MANCHESTER, N.H. – Jon Huntsman aims to exceed what he calls "market expectations" next week in this state's Republican primary. But that goal, which he defines as third place or better, could be out of reach.
Huntsman has invested months of diligent retail campaigning in New Hampshire without sparking the type of surge every other candidate in the nomination race has enjoyed, however brief. In an interview this week with National Journal, he suggested that the shallow focus and tone of the race are part of the reason.
"I expected the press to ask to substantive questions,” Huntsman said. “I‘ve never been asked about tax policy, never asked about foreign policy, never asked about the big issues of the day. Every time, I’m asked about process.… It’s like, what’s happening to our system of covering races? Our system of politics? It’s a complete dumbing-down.”
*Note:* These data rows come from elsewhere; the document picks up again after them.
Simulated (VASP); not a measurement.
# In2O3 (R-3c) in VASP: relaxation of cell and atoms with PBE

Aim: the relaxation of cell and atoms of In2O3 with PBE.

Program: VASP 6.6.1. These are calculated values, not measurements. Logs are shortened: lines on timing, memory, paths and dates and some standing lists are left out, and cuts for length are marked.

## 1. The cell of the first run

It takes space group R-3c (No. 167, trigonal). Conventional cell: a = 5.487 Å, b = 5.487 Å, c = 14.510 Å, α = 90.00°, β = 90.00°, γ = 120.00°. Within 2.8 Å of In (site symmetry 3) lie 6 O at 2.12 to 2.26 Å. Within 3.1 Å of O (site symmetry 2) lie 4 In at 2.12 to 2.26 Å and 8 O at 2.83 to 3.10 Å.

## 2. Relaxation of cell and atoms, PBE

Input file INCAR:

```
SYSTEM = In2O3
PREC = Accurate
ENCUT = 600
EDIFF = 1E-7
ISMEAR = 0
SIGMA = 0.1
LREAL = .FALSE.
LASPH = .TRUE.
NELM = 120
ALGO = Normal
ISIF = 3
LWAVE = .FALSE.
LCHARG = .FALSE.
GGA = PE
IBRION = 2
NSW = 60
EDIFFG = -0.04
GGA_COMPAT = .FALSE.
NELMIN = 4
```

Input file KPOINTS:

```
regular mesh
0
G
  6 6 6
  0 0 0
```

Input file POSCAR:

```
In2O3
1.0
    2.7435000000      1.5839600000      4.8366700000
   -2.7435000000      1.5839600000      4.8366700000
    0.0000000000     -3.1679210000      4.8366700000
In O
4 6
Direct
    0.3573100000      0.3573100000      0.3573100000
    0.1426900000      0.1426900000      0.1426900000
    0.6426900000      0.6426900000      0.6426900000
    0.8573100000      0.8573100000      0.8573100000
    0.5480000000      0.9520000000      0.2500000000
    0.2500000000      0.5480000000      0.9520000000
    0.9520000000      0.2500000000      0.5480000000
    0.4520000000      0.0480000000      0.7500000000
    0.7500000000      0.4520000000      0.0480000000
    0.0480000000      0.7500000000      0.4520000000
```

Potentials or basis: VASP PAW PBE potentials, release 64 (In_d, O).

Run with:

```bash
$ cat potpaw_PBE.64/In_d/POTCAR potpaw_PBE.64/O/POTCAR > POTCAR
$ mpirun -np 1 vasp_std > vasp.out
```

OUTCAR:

Complaints about the process and the press are a hallmark of a faltering campaign. Newt Gingrich is a case in point. As his support plummeted, he talked constantly about the beating he had taken from “false” negative TV ads in Iowa.
Huntsman is another example of failure to launch, and a mysterious one. He has a conservative record as governor and years of foreign-policy experience through several administrations, culminating with his role a ambassador to China in the Obama administration.
Yet Huntsman has yet to catch on with voters, either nationally or in New Hampshire. The Suffolk University tracking poll on Wednesday showed him dropping to 7 percent and fourth place. That was less than one-sixth the support for former Massachusetts Gov. Mitt Romney, and only 1 point ahead of Rick Santorum.
Huntsman ignored Iowa and concentrated exclusively on New Hampshire by building an expansive ground game and attending intimate, retail-oriented events statewide – he was scheduled to have made 150 public events in the Granite State by the time the GOP race shifted here on Wednesday. On Sunday night, he held a town hall in relatively rural Deerfield, halfway between population centers Manchester and Concord.
It drew about 75 people, most of whom seemed to walk away pleased with what they heard from the White House hopeful as he talked about imposing term limits on Congress and rebuilding the country’s trust in its leaders. “He seems very sincere, very nice, very knowledgeable,” said Denise McPherson, a 53-year-old Deerfield resident who attended with her husband, Ron, and their son. McPherson, however, said she hasn’t committed to supporting a candidate yet.
A day later, Hunstman toured downtown Nashua after meeting with its Republican mayor, Donnalee Lozeau, who didn’t endorse him but praised him for his being “very practical, no-nonsense straight-shooter.”
“Sometimes, the dust settles and people look around and go, ‘You know, who’s the thoughtful guy?’” Lozeau said. She added, “I think he’s just been quietly working toward gaining people’s respect and confidence.”
Huntsman’s campaign started slowly, beset by staff turnover and a message of civility that seemed out of sync with a conservative base hungry for red meat. But Huntsman thinks his service in the Obama administration put him at a disadvantage that he’s only recently overcome.
“To cross a party line, [Republicans thought,] 'Maybe he’s not one of us,' ” he said. “I come from the old school: I remember when Ronald Reagan asked Bob Strauss, chairman of the Democratic Party, to serve as the ambassador to the Soviet Union. We used to do those things in the old days. There was a sense of bipartisanship beyond our borders, on foreign policy. We’re losing that sense of service, bipartisan service. I’m not sure that’s a good thing.”
Huntsman still has a chance to finish in the top three in the Granite State – which he has said he must do to stay in the race – although he is behind Ron Paul and Newt Gingrich at this point, and at risk from a surging Santorum. Huntsman pledged last week to match every dollar donated to his campaign to air a TV ad in New Hampshire, and he’s enjoyed a plethora of local media attention the past two weeks while his opponents have been hundreds of miles away, crisscrossing the cornfields of Iowa. On Tuesday night, as Iowans were making their choices, Huntsman drew his biggest crowd yet -- 350 people at a town hall in Peterborough.
Huntsman said he’ll perform well in New Hampshire because of “honesty” and “hard work.” But if he finishes below expectations, he said he won’t lament his decision to run despite his concerns about the process. “We have privilege of running for the highest office in the land. I never thought I’d find myself doing this,” he said. “I have zero regrets.”